Fiat Lux picks up the story centuries later when the various political entities in the region are at odds, leaving the monastery and New Rome in the middle of turmoil. "Mayor" Hannigan wishes to unite North America into one country under his rule and has taken an interest in advancing his position and his technology. Hannigan sends his cousin, Thon Taddeo, to the abbey to investigate their relics of St Leibowitz. Taddeo is the secular scholar incarnate: a blend of Einstein, a romanticized version of Newton, with a little of Voltaire's cynicism and rationalism tossed into the blender for good measure. His mild disdain for religious people is amplified when he discovers one of the monks, without any real theoretical knowledge, manages to recreate the light bulb, which the monk terms Lucifer—a play on the two meanings of the word, the devil and the morning star. Taddeo is intelligent and eager, but also hopelessly vain. He refuses to admit that the people before the Deluge were human because, as the abbot puts it—much as modern cheerleaders for scientism bifurcate the pre-Newtonian world from the post. If people from before the Flame Deluge were human then Taddeo is not a discoverer, but merely a rediscoverer. The abbot flocks to the mountain home of a hermit named Benjamin, the Wandering Jew. Benjamin insists that he is over six centuries and that he knew Brother Francis. If he is telling the truth then he might be the man Francis met in the desert, he might be St Leibowitz, or he might be both. The abbot learns that Taddeo's team is researching not only the relics of the Saint, but also the fortifications within the monastery in the event of a war. The middle segment ends with Taddeo's long elegy for the Dark Age of Fiat Homo and a new warm welcome for the age of a new Enlightenment. The Wandering Jew enters during Taddeo's speech, gazes at the scholar, and says "It's not him." Those familiar with the Wandering Jew myth will understand.

The final section, Fiat Voluntas Tua, greets the reader in a space age under the threat of nuclear war after two cities are destroyed. A U.N. equivalent hopes to stave off the inevitable while the Church makes plans to survive after earth. I will not summarize this part of the book, especially the spectacular and moving ending which can only be understood by a person of faith.

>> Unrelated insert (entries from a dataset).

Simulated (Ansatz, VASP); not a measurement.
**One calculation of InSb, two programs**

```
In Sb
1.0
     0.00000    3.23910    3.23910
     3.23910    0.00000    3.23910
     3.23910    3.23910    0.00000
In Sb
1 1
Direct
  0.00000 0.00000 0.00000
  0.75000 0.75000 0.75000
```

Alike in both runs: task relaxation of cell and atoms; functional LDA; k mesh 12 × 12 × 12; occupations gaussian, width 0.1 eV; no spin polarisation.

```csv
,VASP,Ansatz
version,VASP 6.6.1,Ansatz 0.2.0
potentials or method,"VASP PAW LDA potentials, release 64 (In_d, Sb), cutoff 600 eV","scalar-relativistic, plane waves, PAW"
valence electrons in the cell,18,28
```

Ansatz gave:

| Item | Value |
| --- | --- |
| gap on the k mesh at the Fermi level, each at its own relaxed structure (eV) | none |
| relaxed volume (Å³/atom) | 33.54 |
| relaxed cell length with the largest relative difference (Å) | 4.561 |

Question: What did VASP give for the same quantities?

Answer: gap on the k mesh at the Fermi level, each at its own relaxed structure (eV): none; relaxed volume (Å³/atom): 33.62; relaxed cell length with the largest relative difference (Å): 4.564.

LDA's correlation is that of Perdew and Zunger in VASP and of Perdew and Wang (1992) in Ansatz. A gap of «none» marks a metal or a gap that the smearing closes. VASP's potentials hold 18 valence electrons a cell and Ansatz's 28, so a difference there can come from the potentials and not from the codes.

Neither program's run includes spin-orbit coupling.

Canticle tells a recurrent history, although not one based on George Santayana's apodictic aphorism about repetition. Canticle tells our own past, present, and future without the cloudy vision of contemporary affairs, politics, and allegiances about who is right and wrong. Instead, Miller's novel narrates the reader through Sin's effort to weave its pattern in the world by tempting men through knowledge and technology while monks of God attempt to temper and tame those things, to make them befitting to a holier world. The powers of the world, be they the Green Star euthanizers of Fiat Voluntas Tua or Thon Taddeo of Fiat Lux or the highway men of Fiat Homo, ignore the Church's wisdom, her knowledge of human nature, and her patience to pursue the best thing for the world in the here and now. The last chapters capture this best, when the abbot deigns without success to convince a woman not to murder her child and herself by euthanasia. He tells them that God does not want suffering, but instead wants them to fight and to preserve the precious gift of life. The desire to better the here-and-now compels the characters outside the monastery to ignore every opportunity for a lesson and sets the stage for the denouement.

Another constant theme is the importance of knowledge. How much is enough? How much is too much? Taddeo abjures the abbot, perhaps rightly, for waiting until men are saints before introducing the abbey's collected information to the world. Could the Church ever really make men fit for the knowledge that could destroy them? If knowledge really a temptation or is it like fire, something good or bad depending on its subjective use? The process is one long temptation in man's attempt to recreate the Garden of Eden.

A Canticle for Leibowitz is well worth a read to anyone interested in the Church, in history, in science, and in ethics. Sci-fi nerds may well be disappointed. Pick up a copy.